1.18.2013

things i heard at the library: an occasional series: # 8

At the branch library where I'm currently working as a page, the magazine section is along a back wall forming an L shape - the long part full of magazines, the short part with teen magazines and comic books. This isn't the graphic novel section; it's Archie, Amazing Spider-Man, and such. Around another corner from that short wall is a cozy reading area arranged among the youth novels.

The other day, as I was beginning to file a big pile of magazines, I came upon a girl, maybe tweens or early teens, wearing a hijab (not unusual), standing in the very corner of the L, looking through teen magazines. She was facing the shelves so her choice of reading material was hidden, and every few seconds she would look over her shoulder nervously.

I smiled to myself. I wanted to tell her, it's ok, I'll cover for you.

My presence didn't seem to increase her nervousness - she wasn't worried about me - so I continued to shelve nearby while she read. At some point, I noticed she had moved on to comics, still interrupting herself as a look-out as she enjoyed the forbidden fruit.

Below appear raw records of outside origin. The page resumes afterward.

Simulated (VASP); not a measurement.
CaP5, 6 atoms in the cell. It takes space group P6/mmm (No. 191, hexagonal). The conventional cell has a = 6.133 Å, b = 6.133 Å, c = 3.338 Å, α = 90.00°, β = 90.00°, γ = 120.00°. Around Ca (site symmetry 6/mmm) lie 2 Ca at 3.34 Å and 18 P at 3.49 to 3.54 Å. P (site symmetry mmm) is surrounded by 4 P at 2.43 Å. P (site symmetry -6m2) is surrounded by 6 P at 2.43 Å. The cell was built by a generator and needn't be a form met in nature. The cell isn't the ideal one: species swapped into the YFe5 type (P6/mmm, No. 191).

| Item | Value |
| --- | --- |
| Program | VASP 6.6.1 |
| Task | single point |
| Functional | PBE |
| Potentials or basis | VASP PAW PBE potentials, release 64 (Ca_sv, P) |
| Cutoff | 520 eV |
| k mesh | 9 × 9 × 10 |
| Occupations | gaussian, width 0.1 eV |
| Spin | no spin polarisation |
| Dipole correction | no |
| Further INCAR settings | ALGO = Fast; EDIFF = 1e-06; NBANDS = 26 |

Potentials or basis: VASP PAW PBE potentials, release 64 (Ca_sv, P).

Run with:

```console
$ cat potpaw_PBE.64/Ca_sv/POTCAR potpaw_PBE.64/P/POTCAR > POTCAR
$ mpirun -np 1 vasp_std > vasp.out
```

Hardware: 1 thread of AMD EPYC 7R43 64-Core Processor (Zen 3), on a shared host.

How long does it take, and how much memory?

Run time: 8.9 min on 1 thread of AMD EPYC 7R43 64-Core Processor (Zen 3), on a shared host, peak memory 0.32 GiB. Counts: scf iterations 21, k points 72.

You go, girl. Libraries are your friend.

12 comments:

johngoldfine said...

I don't know who deserves more sympathy: the girl in hijab not looking at those magazines and comics or the one you saw--who is starting a difficult and complicated negotiation with self, religion, culture, another culture, family, modernity, and so on.

But, yes, libraries are definitely where the negotiations ought to begin.

Maybe on, maybe off topic: I have a Coptic Christian student recently and originally from Egypt. She is earnestly doing her best with English, but it can be a struggle. Today I was talking about brainstorming, and she asked for clarification.

The online dictionary entry she had found unhelpful was for 'brainstorm' whose common meaning oddly (and I had never realized this before) really has nothing at all to do with 'brainstorming' as teachers use it.

laura k said...

Where I live, lots of girls wear hijabs and read whatever they want, play sports, go to university, become doctors, etc. etc. I see girls in hijabs reading all the silly series books and whatnot. It's not necessarily a sign of repressive parents, although in this case it might have been.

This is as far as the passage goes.